In a context of deep economic crisis, and following the announcement of new austerity policies, the Sudanese protest movement took root in many sectors of the population, and mobilized them during demonstrations that have lasted now for more than four months. The demonstrators’ resilience, coupled with the locations where these demonstrations took place raises questions about two aspects of the revolt: on one hand, the social mapping of these demonstrations in terms of generations, classes, gender, and different affiliations, and, on the other hand, the mechanisms of long-term mobilization in an authoritarian context.

Therefore, we conducted interviews with several researchers, anthropologists, geographers, and political scientists, asking them about the current revolt from their respective perspectives and subjects studied in their fieldwork.

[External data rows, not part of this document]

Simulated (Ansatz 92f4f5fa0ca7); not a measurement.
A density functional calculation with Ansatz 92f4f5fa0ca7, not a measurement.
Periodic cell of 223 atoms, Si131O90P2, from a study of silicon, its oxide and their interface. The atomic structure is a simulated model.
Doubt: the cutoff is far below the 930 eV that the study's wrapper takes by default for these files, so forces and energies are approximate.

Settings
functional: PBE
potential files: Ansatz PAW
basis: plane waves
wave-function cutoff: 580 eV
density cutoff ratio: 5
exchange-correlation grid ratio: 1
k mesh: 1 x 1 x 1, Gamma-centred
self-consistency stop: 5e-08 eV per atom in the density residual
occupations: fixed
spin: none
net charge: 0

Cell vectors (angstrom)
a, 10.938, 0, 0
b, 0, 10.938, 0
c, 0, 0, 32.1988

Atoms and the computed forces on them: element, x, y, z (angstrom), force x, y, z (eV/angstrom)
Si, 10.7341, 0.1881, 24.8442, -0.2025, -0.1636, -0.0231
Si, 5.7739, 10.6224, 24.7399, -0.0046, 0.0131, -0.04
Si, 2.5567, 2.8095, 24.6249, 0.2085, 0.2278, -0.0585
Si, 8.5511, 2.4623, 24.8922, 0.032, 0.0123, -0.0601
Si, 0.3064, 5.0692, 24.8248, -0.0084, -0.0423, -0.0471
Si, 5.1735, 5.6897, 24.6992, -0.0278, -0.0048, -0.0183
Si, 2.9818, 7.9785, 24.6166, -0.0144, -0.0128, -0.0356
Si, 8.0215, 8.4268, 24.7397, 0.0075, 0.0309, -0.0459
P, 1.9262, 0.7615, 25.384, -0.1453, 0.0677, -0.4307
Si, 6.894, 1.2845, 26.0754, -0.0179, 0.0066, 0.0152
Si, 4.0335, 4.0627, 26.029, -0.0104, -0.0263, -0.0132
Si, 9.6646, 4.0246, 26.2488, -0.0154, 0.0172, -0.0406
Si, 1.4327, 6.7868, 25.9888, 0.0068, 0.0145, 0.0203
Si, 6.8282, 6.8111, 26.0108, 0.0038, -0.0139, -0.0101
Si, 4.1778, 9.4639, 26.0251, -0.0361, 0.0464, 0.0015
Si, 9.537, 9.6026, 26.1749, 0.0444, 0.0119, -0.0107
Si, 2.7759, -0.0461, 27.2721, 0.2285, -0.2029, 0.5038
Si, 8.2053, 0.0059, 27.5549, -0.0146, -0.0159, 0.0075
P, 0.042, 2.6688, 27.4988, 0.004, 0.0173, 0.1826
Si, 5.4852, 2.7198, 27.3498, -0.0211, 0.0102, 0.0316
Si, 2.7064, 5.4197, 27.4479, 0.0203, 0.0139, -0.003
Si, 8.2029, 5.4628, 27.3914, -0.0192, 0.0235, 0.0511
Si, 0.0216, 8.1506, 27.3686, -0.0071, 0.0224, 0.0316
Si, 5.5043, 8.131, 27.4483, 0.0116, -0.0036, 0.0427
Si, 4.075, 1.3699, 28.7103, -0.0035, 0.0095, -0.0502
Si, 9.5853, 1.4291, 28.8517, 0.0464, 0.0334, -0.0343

The mobilization which started first of all in the provincial cities, quickly reached the capital, where the middle class demonstrated in the streets, answering the call of the Sudanese Professional Association (SPA). In the interview, Magdi El Gizouli, associate researcher at the Rift Valley Institute, highlights the social dynamics of the Sudanese revolutionary movement as a whole. Effectively, the geographical spread of the protest was coupled with the social diversification of the demonstrators whose political references, modes of action and interactions with the government and the armed forces, were different.

In Khartoum different neighbourhoods have participated in the demonstrations and in the call for revolution in varying degrees.  As Mohamed A. G. Bakhit, the head of the department of sociology and social anthropology at the University of Khartoum, Sherein Ibrahim, lecturer of history at the University of Bahri, and Rania Madani, lecturer of anthropology at the University of Bahri,  explains the populations inhabiting the peripheral zones of Khartoum have largely kept away from the demonstrations. They underscores the multiple constellations of political mobilization throughout the capital city. For example the demonstrations organized by the SPA have been accompanied by several other forms of demonstration organized within diverse neighbourhoods.

In urban areas, women have emerged at the forefront of the demonstrations and have participated widely in various forms of protest since December, to the extent that their participation has become an emblem of the current protest movement. Although this participation appears as unexpected for many observers, especially in this country where women’s access to the public areas is governed by restrictive laws, this reality is however part of a historical dynamic of women’s movements (feminists, communists, islamists), and can also be explained by the overrepresentation of women in institutions of higher education. This emblem of a massive participation of Sudanese women, which is analyzed for us by Azza Ahmed A. Aziz, an anthropologist associated with SOAS and Cedej Khartoum, should not, however, let us forget the kinds of domination of gender and class which are still at work in Sudanese society.

The protest movement against the Islamist regime of al-Bashir produced significant echoes beyond the national borders. In many places, the Sudanese diaspora mobilized to show support for local activists. Alice Franck, geographer at Paris 1 University, and former coordinator of the CEDEJ-Khartoum, highlights the involvement of all generations in exile against the regime, the diversity of modes of action, and the way in which the participation of the Sudanese residing abroad is a resource for the activists in Sudan.

The current protest is rooted in a long decade of distrust and expression of strong dissatisfaction with the regime. This wide protest movement stands out for its creativity as well as its ability to reclaim practices of struggle and resistance developed for years by many actors. Clément Deshayes, PhD student in anthropology at Paris 8 University, underlines the massive protest movements in Sudan over the past decade, including the June-July 2012 protests, the ones of September 2013 and the 2016 general strike. Thus, he records this movement in a history of conflict, learning processes and the spread of popular resistance practices.

Along with Elena Vezzadini, historian at the Centre National de la Recherche Scientifique (CNRS), we address the question of the central role played by leftist forces, mostly Marxist and socialist, within the protest movements in Sudan since the 1960s. She explains that although their structures were forcibly weakened by the 30-year dictatorship, and that they are today almost non-existent, the practices inherited from these mobilizations persist. Progressive forces rooted in popular culture have survived the formal party and nourish the revolt even today.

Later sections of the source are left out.